Comment sauver son enfant d’une mort certaine ? Faut-il, comme le croit le père de l’auteur, faire confiance à l’école afin qu’elle obtienne un «beau diplôme»?
—Un si beau diplôme !, Scholastique Mukasonga
Un si beau diplôme !
Scholastique Mukasonga
Éditions Gallimard, 2018
Rwandese author Scholastique Mukasonga has a new book out this month—Un si beau diplôme !
The book continues the autobiographical narrative that has been central to much of Mukasonga’s career, with another episode from her fascinating and at times tragic life.
Mukasonga narrowly escaped the Rwandan genocide, and detailed its horrors, the climate that preceded it, and the effect on her Tutsi family—twenty-seven of whom were killed—in her first literary outing, Inyenzi ou les Cafards (Cockroaches), published in 2006. Her debut novel, Notre-Dame du Nil (Our Lady of the Nile), was highly lauded, winning the 2012 Ahmadou Kourouma Prize, the 2012 Prix Renaudot, as well as the French Voices Award in 2014.
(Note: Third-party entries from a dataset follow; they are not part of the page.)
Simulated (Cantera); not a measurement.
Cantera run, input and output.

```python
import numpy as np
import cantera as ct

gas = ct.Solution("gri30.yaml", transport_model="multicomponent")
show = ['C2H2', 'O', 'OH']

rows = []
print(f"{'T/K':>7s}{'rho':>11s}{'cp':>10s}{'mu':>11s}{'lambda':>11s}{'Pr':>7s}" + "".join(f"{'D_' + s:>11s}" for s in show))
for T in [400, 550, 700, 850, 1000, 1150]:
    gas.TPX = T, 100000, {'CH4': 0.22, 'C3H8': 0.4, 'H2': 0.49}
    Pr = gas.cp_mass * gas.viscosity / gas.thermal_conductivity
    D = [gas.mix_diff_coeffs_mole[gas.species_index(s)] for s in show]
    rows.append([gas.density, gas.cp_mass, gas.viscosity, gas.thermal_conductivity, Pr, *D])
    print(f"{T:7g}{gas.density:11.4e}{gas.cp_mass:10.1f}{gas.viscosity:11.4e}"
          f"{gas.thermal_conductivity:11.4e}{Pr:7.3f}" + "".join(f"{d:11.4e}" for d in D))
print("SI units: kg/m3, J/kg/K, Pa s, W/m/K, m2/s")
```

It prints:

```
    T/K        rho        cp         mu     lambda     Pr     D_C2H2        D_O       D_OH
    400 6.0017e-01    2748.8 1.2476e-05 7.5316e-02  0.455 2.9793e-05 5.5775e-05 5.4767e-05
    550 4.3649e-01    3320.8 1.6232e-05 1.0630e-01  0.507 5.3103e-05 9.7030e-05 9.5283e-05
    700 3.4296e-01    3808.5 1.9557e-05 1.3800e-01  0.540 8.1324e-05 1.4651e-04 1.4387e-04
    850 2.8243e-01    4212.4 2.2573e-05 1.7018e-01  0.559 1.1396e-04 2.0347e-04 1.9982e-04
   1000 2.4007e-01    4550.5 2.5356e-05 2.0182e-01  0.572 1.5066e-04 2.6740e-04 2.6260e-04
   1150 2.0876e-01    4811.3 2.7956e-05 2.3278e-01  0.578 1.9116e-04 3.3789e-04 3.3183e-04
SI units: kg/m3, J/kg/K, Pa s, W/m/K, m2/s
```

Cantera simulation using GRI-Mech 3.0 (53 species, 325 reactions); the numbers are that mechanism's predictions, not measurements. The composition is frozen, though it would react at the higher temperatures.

Un si beau diplôme ! follows Mukasonga’s journey to different countries, including Burundi, Djibouti and France, in search of an education. Her father believed that being well educated would insulate her from prejudice, protect her from the vulnerability that came along with being born Tutsi, and make for a ticket to a good life. Mukasonga reflects on her journey, interrogates this idea and shares her adventures.